It was clear for months before Donald Trump finally pointed his finger this week at "some very unfair" dairy policies north of the border that Canada was sleepwalking toward a trade dispute that would threaten, once and for all, the survival of supply management in the milk sector.

Politicians in Wisconsin and New York warned then-trade minister Chrystia Freeland last summer that a move by Canadian regulators to shut out U.S. imports of ultra-filtered milk could trigger a trade war that would bring the whole system of supply management crashing down. But such warnings were simply dismissed by Canadian officials as sour grapes on the part of a U.S. dairy industry upset that a once-lucrative loophole in Canada's dairy tariff wall was being nailed shut.

What the central planners of Canadian milk failed to realize then was that the loophole they sought to close had served as a vital pressure valve for U.S. dairy farmers faced with a glut of domestic milk and declining prices for their product. As long as U.S. farmers could export ultra-filtered milk to Canada, calls to end supply management altogether could be more easily defused.

Explainer: NAFTA, Trump, Canada and trade: What's going on? A guide

That became a lot harder after the U.S. President went to Wisconsin on Tuesday to denounce "another typical one-sided deal against the United States," this one enabling Canada to protect its milk producers from foreign competition. Are the last days of supply management finally upon us?

Ironically, what triggered this possibility was a move by the Canadian Dairy Commission to obey market signals for a change, rather than to continue its usual practice of denying them.

In recent years, Canadian cheese makers and other dairy processors had been turning to suppliers of cheaper U.S. milk as regulators here continued to dictate above-market prices that enabled even the least efficient dairy farmers to survive. This imported class of so-called ultra-filtered milk used in processing did not exist when NAFTA was formulated and is therefore not on the list of foreign dairy products on which Canada slaps tariffs of as much 300 per cent.

Canadian producers were naturally outraged at this violation of the spirit, if not the law, of supply management, so the CDC, following regulators in Ontario, moved last year to create a new class of industrial milk priced at the world level but sold only to processors. Consumers still pay an inflated made-in-Canada rate for the fluid milk they buy at the grocery store.

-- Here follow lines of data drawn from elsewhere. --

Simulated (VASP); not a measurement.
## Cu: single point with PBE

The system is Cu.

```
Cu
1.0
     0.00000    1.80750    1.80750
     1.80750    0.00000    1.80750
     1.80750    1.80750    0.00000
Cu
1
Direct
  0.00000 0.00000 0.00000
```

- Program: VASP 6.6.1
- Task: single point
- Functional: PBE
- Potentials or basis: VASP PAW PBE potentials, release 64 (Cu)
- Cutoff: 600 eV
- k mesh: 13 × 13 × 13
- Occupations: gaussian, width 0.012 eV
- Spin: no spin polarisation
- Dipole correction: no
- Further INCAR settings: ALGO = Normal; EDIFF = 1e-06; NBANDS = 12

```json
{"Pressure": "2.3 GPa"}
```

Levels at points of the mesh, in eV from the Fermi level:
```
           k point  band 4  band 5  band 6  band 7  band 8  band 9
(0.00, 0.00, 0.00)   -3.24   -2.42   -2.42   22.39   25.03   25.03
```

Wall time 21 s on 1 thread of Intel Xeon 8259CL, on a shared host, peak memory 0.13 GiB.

The CDC initially deemed this Milk Class 4(m) a temporary measure, making it hard for U.S. dairy farmers to challenge as an unfair subsidy. Temporary programs are not typically worth challenging under NAFTA or World Trade Organization rules. But when the CDC announced plans to entrench the Class 4(m) in a new National Ingredient Strategy, U.S. politicians pounced.

"Our Canadian friends must understand that our current and future trade relationships depend on their compliance with the agreements they've signed," Wisconsin Governor Scott Walker wrote in an op-ed published in state newspapers last October. "How they respond to our concerns about dairy may cause us to re-evaluate our trade relationship with Canada as a whole. It is in their long-term interest to keep their word with us on dairy trade."

This month, one of the largest U.S. producers of ultra-filtered milk – Wisconsin-based Grassland Dairy Products – told 75 dairy farmers in the state that it would cease to buy their milk after May 1. Since the CDC's move, it said, Canadian demand for U.S. ultra-filtered milk had dried up.

"The Canadian government has put in place several regulations to prevent this trade from continuing," Grassland said in a letter to the farmers.

The Grassland announcement unleashed a wave of panic among dairy farmers in the state, who are faced with the immediate loss of their biggest customer. The loss adds to the woes caused by a 40-per-cent drop in U.S. milk prices since 2014, the same year the U.S. Congress reformed a key insurance program for the dairy sector that producers decry as far stingier than its predecessor.

"More broadly, tens of thousands of dairy farmers will be affected by the larger scope of what Canada is doing, which is using pricing policy to offload milk powder in global markets where it will be competing with U.S. exports," National Milk Producers Federation spokesman Chris Galen told the Milwaukee Journal Sentinel this month after the Grassland announcement.

This is one fight the CDC was unwise to pick. Mr. Trump's election, in part thanks to a 0.77-percentage-point win in Wisconsin, means the timing could not be worse. The "America First" President is predisposed to court the Badger State. Our politburo of milk has made Canada his perfect foil.